Editorial | Of militarisation and violence: borders and bordering

David Scheuing

London: On my daily way back home I often pass by heavily armed police “safe”guarding citizens, infrastructure, life and economy: in the metro, at the station, always watchful. Yet this vigilance is neither harmless, nor innocent. It kills. This July has seen the 10th sad anniversary of Jean Charles de Menezes' killing on a stuffed metroline train in London's Stockwell Station.1

Global North:

Every day people try to cross into the minority world of the Global North. Wherever they are and attempt to cross, they are victims of surveillance, they are being analysed, digitised, and rendered “border offenders”.2 In the Arizona desert, the Mediterranean Sea, or the urban areas of Cape Town they become the “illegal immigrant” who has to be “resisted”, “deterred” and eventually troops will have to be deployed. President Obama (US) stepped up the National Guard at the southern border with Mexico, whereas the European prime ministers negotiated a military “rescue” mission in the Mediterranean Sea and thought about bombing the shores of another nationstate (Libya) to “hinder smugglers from boarding the waters”.

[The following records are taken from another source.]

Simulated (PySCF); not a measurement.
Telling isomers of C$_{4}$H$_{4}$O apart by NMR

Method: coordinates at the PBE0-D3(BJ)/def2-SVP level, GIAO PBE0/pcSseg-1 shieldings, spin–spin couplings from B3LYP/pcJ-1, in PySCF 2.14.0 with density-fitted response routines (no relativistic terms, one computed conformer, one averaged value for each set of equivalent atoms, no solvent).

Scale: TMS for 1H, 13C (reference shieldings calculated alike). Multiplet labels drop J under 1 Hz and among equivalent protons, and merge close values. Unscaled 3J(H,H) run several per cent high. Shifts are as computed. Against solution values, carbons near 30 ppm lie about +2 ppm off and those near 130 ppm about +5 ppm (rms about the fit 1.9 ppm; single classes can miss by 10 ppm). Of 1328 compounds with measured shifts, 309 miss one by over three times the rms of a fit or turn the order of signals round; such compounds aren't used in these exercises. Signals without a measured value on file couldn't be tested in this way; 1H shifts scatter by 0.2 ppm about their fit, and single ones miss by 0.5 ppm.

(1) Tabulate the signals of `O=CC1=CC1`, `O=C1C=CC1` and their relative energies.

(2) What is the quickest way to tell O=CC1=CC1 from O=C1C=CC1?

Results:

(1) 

Both of these accounts are tied together by a simple idea: borders and their “safety and security”. The logic is that as long as the border is tight and secure, everyone and everything within is safe – therefore a loose link in the chain can endanger everything. The paradox of borders is that they are continuously crossed and thus no border can ever be “tight”.

What is a border?

What a border does is “borderwork” or “bordering” - in and at the border, but also away from its institutional set up at the border checkpoint. Police searching for “illegals” and raiding homes and businesses3, are also border agents, in that they try to divide the “citizen” from the “illegal”. Borders thus “filter” (never in a neutral way) and lend strength and credibility to nationalism, racism, and other exclusionary ideologies.

Borders are, however, a part of most people's common and daily life. Everybody faces them, but not everybody equally. They impact differently on peoples' livelihoods, prevent and enable a variety of activities (prioritised access to white bodies for example), and are always an instrument of the state.

The power of the state

States have in the last years increasingly fostered the militarisation of borders. They have rendered the border a military ground in many ways (some of them very traditional means of the military). Wars are bordered – the language of frontiers, fronts, advance and retreat work almost exclusively with the territorial marker of the borderline.

For almost 50 years after the end of the Second World War, Germany struggled to officially acknowledge the borders to the East with Poland (Oder-Neisse-Linie) as they were, too many powerful (mostly nationalist, fascist and conservative) interests questioned the validity of this war outcome. This is the very general relation of the military and the border.

However, also at untroubled and “peaceful” borders the bureaucratic nationstate has stepped up its military intelligence (physical and knowledge), its militarised police forces, but also its language. Watchtowers, electrostatic fences, armed border guards, security checks, border deaths in the thousands4, and the language of dehumanising concern for humans at the borders: “they” are a “threat”, “they” need to be “deterred”, etc.

Challenging hegemony

But borders do not exclusively belong to state power. Too many people's lives depend on the vast borderlands of the world, too many claim stakes in borderpost services (passport facilitation, etc.), crossborder trade volumes or even petty smuggling. Too many people resist the easy divide of borders on a daily basis: by crossing rivers from India to Bangladesh and back, from Turkey into Greece and back, and so on.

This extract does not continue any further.